[erlang-questions] "New" vs. "old" console behavior: bug or feature?

93 views
Skip to first unread message

Scott Lystig Fritchie

unread,
Apr 23, 2013, 3:36:54 PM4/23/13
to erlang-q...@erlang.org
Hi, all. I can't figure out if this message should be sent to the
erlang-bugs list or the erlang-questions list ... so I'll go for the
more general audience.

Summary: Starting Erlang with a tty/pseudo-tty can get you a different
console shell ("new" and "old", respectively) without you realizing
it.(*) If you don't know that you're using the old shell, and if a
process tries to send output to the 'user' registered process(**),
e.g. io:format(user, "Some message with ~p extra\n", [Extra]), then it
is possible that the io:format() call will not return for
seconds/minutes/hours/ever.

My question: Is the kind of indefinite blocking on I/O described below a
bug or a feature?

I have a test case that can reproduce this behavior. An automated
version (using Expect) can be found at:

https://gist.github.com/slfritchie/ad8e5cf1603cbe326be7

The basics of the reproducing the hang are:

SSH session #1 SSH session #2
-------------- --------------
Start an Erlang daemon
using "run_erl".

Attach to the daemon's console
using "to_erl".

Start another Erlang VM
and connect to the first
VM via "-remsh".

At the console, type the
following and press ENTER:
{term1,

Run this command:
io:format(user, "Hey!\n", []).

The io:format/3 call in session #2 will behave differently if session
#1's "run_erl" command runs with a tty/pseudo-tty or without.

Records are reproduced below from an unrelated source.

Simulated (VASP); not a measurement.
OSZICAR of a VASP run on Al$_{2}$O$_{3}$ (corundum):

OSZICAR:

A. With a tty/pty: The io:format() call returns immediately.
B. Without a tty/pty: The io:format() call will hang indefinitely.
It will remain blocked until the Erlang term parser in session #1
has returned. For example, finishing the term with "term2}." and
then pressing ENTER.

The same effect can be seen by forcing the use of the old shell, without
using SSH, by simply running "erl -oldshell" for session #1 (in an Xterm
or other terminal window, or at the machine's hardware console) instead
of using SSH + "run_erl" + "to_erl".

Riak was the application that triggered this bug hunt (in conjunction
with the Lager app)(***). Finding it has taken much longer than anyone
guessed. The reason is that the necessary precondition, starting Erlang
via 'run_erl' via SSH without an associated tty/pseudo-tty, is not
common. (Riak's packaging uses "sudo", which refuses to run if there
isn't a tty/pty available.)

All attempts to duplicate the behavior failed because we didn't
understand that the root cause of the bad behavior was the old console
being silently chosen at VM startup when not tty/pty is available.

-Scott

(*) See
https://github.com/erlang/otp/blob/maint/lib/kernel/src/user_drv.erl#L103
for how the choice is made.

(**) From the 'io' man page:

There is always a process registered under the name of user. This
can be used for sending output to the user.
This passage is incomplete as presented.